On the campaign trail, NBC's Andrea Mitchell touched on Hillary Rodham Clinton's slippery formulation that ABC's Jake Tapper and CBS' Jim Axelrod cited Thursday, namely the claim to USA Today that her rival Barack Obama's support among "hardworking Americans, white Americans is weakening again." Mitchell wondered whether Rodham Clinton was "playing the race card" but shied away from explicitly spelling out her suspicions.
Here is what Mitchell did not ask:
--Of all the demographic groups amongst whom Rodham Clinton has an advantage over Obama--women, the elderly, Hispanics, Catholics, for example--why would she single out white working class voters as being crucial?
--What was she implying about the identity between "white" people and "hard-working" people? What insinuation was she leaving unsaid about non-whites and the shiftless?
--If it is true that Obama will have a problem attracting white working class voters in the General Election, does she attribute that to their racism? If so, why does she not condemn such attitudes rather than adduce them in her favor? Should she not actively campaign against such thinking instead of treating it as a fact of life?

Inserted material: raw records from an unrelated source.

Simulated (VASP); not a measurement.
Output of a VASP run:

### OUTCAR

--Alternately, if the reason for her superior appeal is not the voters' racial prejudices but her class-based policies--she is the better candidate for the proletarian base of the Democratic Party--why would she insert the modifier "white"? Surely any candidacy that helps the working class would benefit its members of all races: what was that word "white" doing there if her appeal is purely an economic one?
Obama supporter, Sen Edward Kennedy, for one, was in no doubt that Rodham Clinton's use of this particular electability argument was disreputable. Both NBC's Mitchell and ABC's Tapper ran Kennedy's soundbite on Bloomberg News that Rodham Clinton is not "in tune" with Obama's appeal to "the nobler aspirations of the American people." NBC's Mitchell countered with Rodham Clinton supporter Rep Stephanie Tubbs Jones (D-OH), who happens to be African-American: she is "not race-baiting; she is not trying to divide this country."
As Rodham Clinton pledged to continue campaigning until the end of the primary season on June 3rd, ABC's Tapper noted one flaw in her plan: "Money--her campaign is in serious debt." CBS' Jeff Greenfield pointed to another, superdelegates--"that steady stream towards Obama is beginning to look a little more like a flood." Is there any road to victory for her? "Win about 90% of the vote in every primary and hope for really bad news about Obama," was Greenfield's strategic advice. On ABC, George Stephanopoulos saw Obama giving Rodham Clinton "space to make her own decision" to concede defeat. Sooner rather than later would be better for Obama's General Election chances against John McCain, Stephanopoulos argued. Obama wants to use some of his huge fundraising edge to start running ads against McCain in battleground states but it is "awkward to do that" before Rodham Clinton's concession.